Wedding Blues. It’s a thing. We spent over a year planning our wedding and once the day came, that was it, it was over.
The e-mails came to an end, there were no more weekend meetings, and no more decisions to over think. I never thought I’d miss the planning, honestly, but I’d do it all again for sure. As stressful as it was (and boy, let me tell you about the stress), it was a really fun process for Shaun and I and we loved planning our special day together.
As for planning itself, I found it quite interesting interacting with vendors. It was absolutely crazy how the bride gets treated (in the best way, though). People were willing to do anything and everything that I asked for within their capacity and I appreciated that – made things easy in some ways. But what I found shocking was that people were so thrown off, like didn’t understand at all, why Shaun was on e-mails and at meetings with me. Like, what?
I know weddings are very female driven for the most part, but since when did it become not about the groom at all? It was weird to experience this. Shaun and I do a lot together and when I say a lot a mean practically everything. So when it came time to plan our wedding, it wasn’t even a question if he would be involved in anything. It almost seemed weird to us that it would be me planning on my own? Also, he knew better than that – I would have ran with every single thought I had, lol! We split a lot of our tasks between the two of us. He took on some and I took on others and when it came time for e-mails, we always cc’d each other so that the other was always in the loop and knew what was going on (this helped us in a way that we didn’t have to repeat ourselves to each other after having a possibly lengthy conversation with a vendor). Some people were thrown off that Shaun was the main contact for some things and that it wasn’t me they were communicating with, however. One vendor even asked why they were actually speaking to Shaun and not me? I could not, in a million years, even begin to think about planning our wedding on my own. There’s just too many things to do, honestly. And when the going got tough for me in some moments (mostly during the month before) Shaun completely took over without skipping a beat. I stopped responding to e-mails and stopped taking calls. It became too much and he knew everything he needed to in order to help keep the planning moving ahead. In those moments, I couldn’t be more appreciative of the man he is.
But now that I just made wedding planning seem terrifying, time to move on to the good stuff.
The stuff that reminds us why we were doing what we did and having fun with it all.
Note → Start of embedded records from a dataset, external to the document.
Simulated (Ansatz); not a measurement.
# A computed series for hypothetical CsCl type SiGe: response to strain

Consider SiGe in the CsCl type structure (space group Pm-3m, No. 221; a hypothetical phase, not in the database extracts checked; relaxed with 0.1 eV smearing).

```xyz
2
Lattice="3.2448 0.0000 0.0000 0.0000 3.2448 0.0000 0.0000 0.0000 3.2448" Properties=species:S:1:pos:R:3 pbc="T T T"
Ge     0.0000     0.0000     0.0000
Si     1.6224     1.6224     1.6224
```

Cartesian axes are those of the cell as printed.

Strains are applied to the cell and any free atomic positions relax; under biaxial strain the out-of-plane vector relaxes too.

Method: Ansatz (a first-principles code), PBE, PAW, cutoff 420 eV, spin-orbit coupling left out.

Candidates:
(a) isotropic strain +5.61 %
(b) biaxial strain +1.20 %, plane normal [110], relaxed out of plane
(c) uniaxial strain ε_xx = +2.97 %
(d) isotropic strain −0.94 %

Today marks us being married for 6 months so I thought I’d share my top 5 favourite things I loved from planning our wedding:
Picking out our rings
I’ve worn a ring on my ring finger for about 9 years. Shaun gave me a promise ring a year after we started dating so I was used to wearing one on that finger. But Shaun. Oh em gee, the thought of Shaun wearing a ring. I freaking loved it. I loved watching him try on different bands and seeing how much he was enjoying the process. It was so heart-warming for me to see this man finally wearing a ring that officially made him “off the market”. After we got married, the feeling of seeing him wear his ring everyday and seeing how much he loved wearing it was something I didn’t expect to love so much but it really is my favourite thing ever and hasn’t gotten old yet, 6 months in.
Creating our wedding invitations
Ask anyone. I. Love. Snail. Mail. I wanted a wedding suite that would be timeless. Something that resembled Shaun and I and something classic. Now, this process was probably one of the top 3 stressful things we did by far, but the gain was incredibly worth it. I cannot even begin to tell you just how much research I did for our invitations. Because snail mail is something I personally love so much, this process meant a lot to me. It was something I wanted to take my time doing and I put so much thought and energy into it. We decided on a letterpress suite with grey coloured font. We added a blue ribbon with a gold wax seal to tie it all together. I couldn’t have dreamed of better invites for us and I truly love how perfect they came out.
My bridal shower
Planning for this beast was no joke. My mom hosted my shower and man did the woman deliver. It was incredibly perfect. I had my girls get together a random Saturday before the event to help us get everything ready. It was chaotic and it was amazing. But the day itself was incredibly heart-warming. To see all of the women in my life come together in one room to celebrate Shaun and I – I was almost in tears. My heart was so full from that day and it really was something special. Although Shaun and I already lived together prior to us getting married, some would argue that a bridal shower isn’t necessary, and a part of me agrees. But the love I felt in that room that day. It could have moved mountains.
Updating our families
Shaun and I loved this part of planning. Updating our families was something we really enjoyed doing. It got the families excited about the day and just helped keep everyone in the loop with where we were at and what we had done. We literally told them about every little update. Whether it was something big like booking a vendor, or something small like bringing them oil and vinegar samples of what our favours were going to be, we loved doing it. They probably thought we were annoying as hell near the end of it, lol, but we couldn’t help it – we were excited and wanted to share that feeling with the ones we love most.
Choosing our vendors
We booked a lot of our vendors before we hit the “one year” mark of our special day. We got a lot done at the beginning and that was the best feeling ever and super helpful down the line. We researched what we needed to and gave our deposits when it felt right. One vendor that I was over the moon excited for was our photographer. Just like our invitations, photography was at the top of my priority list. Pictures are something I truly love and I can’t begin to tell you the research I did to find the perfect fit for us. I didn’t know when I would find the right one and if I had already found it from what I already saw. But when you know, you know. Booking our vendors and seeing everything we’ve ever talked about come to life was surreal. It’s was amazing seeing the work people do and we got to meet some pretty special people throughout our journey.
If I could give advice to anyone planning their wedding right now, it would be to do you. There are so many opinions that come with planning a wedding. Some wanted, some not so much. But be true what you and your partner want and go with it. Have fun with it. And when it gets stressful – remind yourself that the day is about marrying your best friend. Nothing or no one else matters. Get a glass of wine each and laugh about the stress. It’s good for the soul.
Are you planning a wedding right now? What are you most excited to plan or have already planned?